In 2011, Harold Hass blew the minds of wireless technologists in a TED Talk on Li-Fi, a new technology infrastructure providing data connections between devices on the backs of light waves. Last week, the innovation made news again when a company in Estonia successfully deployed the technology, offering the world's first real-life use of Li-Fi.
Li-Fi is compelling for a number of reasons. First, it's significantly faster than most everyday wireless connections, delivering speeds over 1 Gb per second, and even saw a throughput as high as 224 Gb per second in lab settings. In contrast, the latest and greatest enterprise Wi-Fi technology is capable of delivering between 1 and 2 Gb per second in the most ideal conditions. The physics of how data delivery rates are related to wave frequency explain the phenomenon. A 5.0 GHz WiFi connection is faster than that same connection at 2.4 GHz. Considering the visible light spectrum is about 10,000 times those frequency ratings, it's no surprise light as a medium delivers data faster.

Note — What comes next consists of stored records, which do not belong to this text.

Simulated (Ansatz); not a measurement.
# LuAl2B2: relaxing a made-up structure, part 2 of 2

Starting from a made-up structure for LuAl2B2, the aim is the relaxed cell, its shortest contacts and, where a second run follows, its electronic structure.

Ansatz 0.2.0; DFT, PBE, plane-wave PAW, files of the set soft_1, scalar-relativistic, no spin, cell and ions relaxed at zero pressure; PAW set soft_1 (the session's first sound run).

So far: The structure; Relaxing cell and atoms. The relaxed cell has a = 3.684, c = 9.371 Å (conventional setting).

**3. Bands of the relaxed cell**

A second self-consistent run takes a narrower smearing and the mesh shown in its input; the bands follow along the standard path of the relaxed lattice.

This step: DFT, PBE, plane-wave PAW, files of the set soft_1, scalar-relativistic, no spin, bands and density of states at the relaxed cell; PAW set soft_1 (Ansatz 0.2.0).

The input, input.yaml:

But beyond the obvious differences in throughput, LiFi represents a possible release valve for currently congested and over-used WiFi channels. This is the greater, more global problem with the radio-based technology that is WiFi: everyone and everything increasingly demands to use it. With new wireless devices coming online at an exponential rate, the struggle to adopt hardware infrastructures that can keep up is very real. A limited radio frequency spectrum that the FCC allows for WiFi only exacerbates the issue. LiFi, however, operates on the visual light spectrum, which doesn't interfere with existing WiFi signals, and as such, brings new hope to the world's wireless capacity challenges.
However, LiFi is not free of disadvantages. Light cannot pass through walls, whereas WiFi can. On one hand, this means a LiFi data connection is more easy to secure and control in terms of access, but on the other, it means LiFi compliant light sources would need to be installed everywhere one needs to connect with the medium.
Additionally, because light sensors need to be able to "see" each other in order for a LiFi connection to sustain, the technology likely will struggle when used in direct sun-light. Also, deploying the new technology will involve significant and costly infrastructural upgrades. New phones, tablets, and other LiWi compliant devices will also need to be built and developed
At the end of the day, LiFi in its current (albeit developing) form is unlikely to completely replace WiFi. The new tech's limitations aside, there is simply too much existing functional WiFi infrastructure to ignore, and wide-spread adoption of LiFi is still a few years away. However, at the rate new wireless devices are coming online, LiFi might arrive just in time to give IT departments a reasonable way to keep everyone connected and happy.